Thursday, September 27, 2007

I need your stories!

Hello all,

I am working on an article about clergy shirts for the November edition of Fidelia's Sisters. (The online magazine from The Young Clergy Women Project. The magazine launches here on Monday!)

I would like to know:

a) What your clergy shirt shopping experience has been like. Anything really frustrating? Uplifting?

b) If you've communicated to manufacturers, have you felt heard?

c) What is your favorite solution for feeling fabulous while wearing a clergy shirt?
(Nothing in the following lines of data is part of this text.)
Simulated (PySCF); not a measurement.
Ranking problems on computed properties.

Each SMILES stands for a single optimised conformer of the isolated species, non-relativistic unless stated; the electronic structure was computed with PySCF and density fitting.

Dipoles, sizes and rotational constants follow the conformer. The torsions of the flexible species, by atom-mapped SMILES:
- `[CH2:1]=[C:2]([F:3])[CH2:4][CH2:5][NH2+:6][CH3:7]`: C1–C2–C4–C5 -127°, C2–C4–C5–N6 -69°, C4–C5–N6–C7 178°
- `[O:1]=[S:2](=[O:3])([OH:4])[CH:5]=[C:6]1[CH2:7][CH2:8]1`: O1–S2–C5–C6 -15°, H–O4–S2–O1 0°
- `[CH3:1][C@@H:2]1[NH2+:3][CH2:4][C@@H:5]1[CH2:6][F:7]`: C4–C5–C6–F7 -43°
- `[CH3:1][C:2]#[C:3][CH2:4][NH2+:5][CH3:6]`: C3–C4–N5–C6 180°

d) Anything else you feel is relevant. You can post it here or email me at moms(dot)ycw(at)gmail.com.

Thanks!

Sarah

7 comments:

apbs said...

during seminary, one of my classmates wrote to almy, complaining that the women's shirts were more expensive than the men's. a bunch of us signed it. they wrote back, saying that the reason is b/c the men's shirt business is more competitive b/c there's more demand. that explains why they're expensive. it does NOT explain why the shirts are so unflattering. even if they did make my size, i'm not sure that i would buy them, because they would still be so... icky, like garbage bags you can attach a collar to.

Anonymous said...

Here is my favorite story. I am tall, thin and (before you get too jealous) flat chested. Blouse sleeves have always been too short and getting things to fit across the shoulders a challenge. I ordered from Almy in a size bigger than I should need to in order to get longer sleeves and broader shoulders. Still too short in the sleeve length. (1.5 inches too short...) When I called to see if they had any suggestions (custom, tall cut, anything folks...) they suggested I contact Women's Spirit. I did, their shirts are plenty long enough!

Anonymous said...

Wipple doesn't even know how to deal with boobs. They just put two side-seams in and send it out. If any company designed contemporary shirts that looked good and fit, they could buy an island in a year.

Maria said...

Here in Sweden, men's shirts always come with a chest pocket. A chest pocket really draws plenty of unwanted attention to what's beneath...
And if there are options for women, they're usually horribly frumpy, with pleats and puffy sleeves. I've even seen a pink one!
The problem with the traditional manufacturers, even if they would come up with ok models, is the fabric. Honestly, it starts to smell after a while.

But there are a few options, one of them, Maria Sjödin, was featured here on the site. But buying solely from her gets really expensive. For me, the solution have been to modify every turtleneck shirt I can find, and now I have a nice collection of well fitting and comfortable, but not very traditional, "clergy tops".

Jen said...

This may be too late, but I'll jump in:
I'm an Anglican seminarian, in a mostly RC city. I went to buy an alb at a local (RC) vestment store--alas, no alb, but the (male) sales clerk was very excited to show me a new line of women's clerical shirts they just got in. Great! And they are nice shirts!
The catch? The samples are episcopal purple! At this point, there is only one woman bishop (in any tradition) active in the country. Seems like a risky business strategy!

Anonymous said...

Just got a long sleeve Lydia shirt from Augsburg Fortress. Have had trouble with sleeves not being long enough, but this one fits great! Not too large around either. Might not work for a rounder type of person, but working for me!

Lydia said...

I am not a young clergy woman but I was once in my early 30's (20 years back) and I went to Wipple's in Exeter England where the gentleman taking my measurements seemed to be undone by my ample bosom and was too timid to get near enough to actually measure my bust properly. So when, weeks later, my "custom made" shirt arrived, it had to be remade by an American tailor.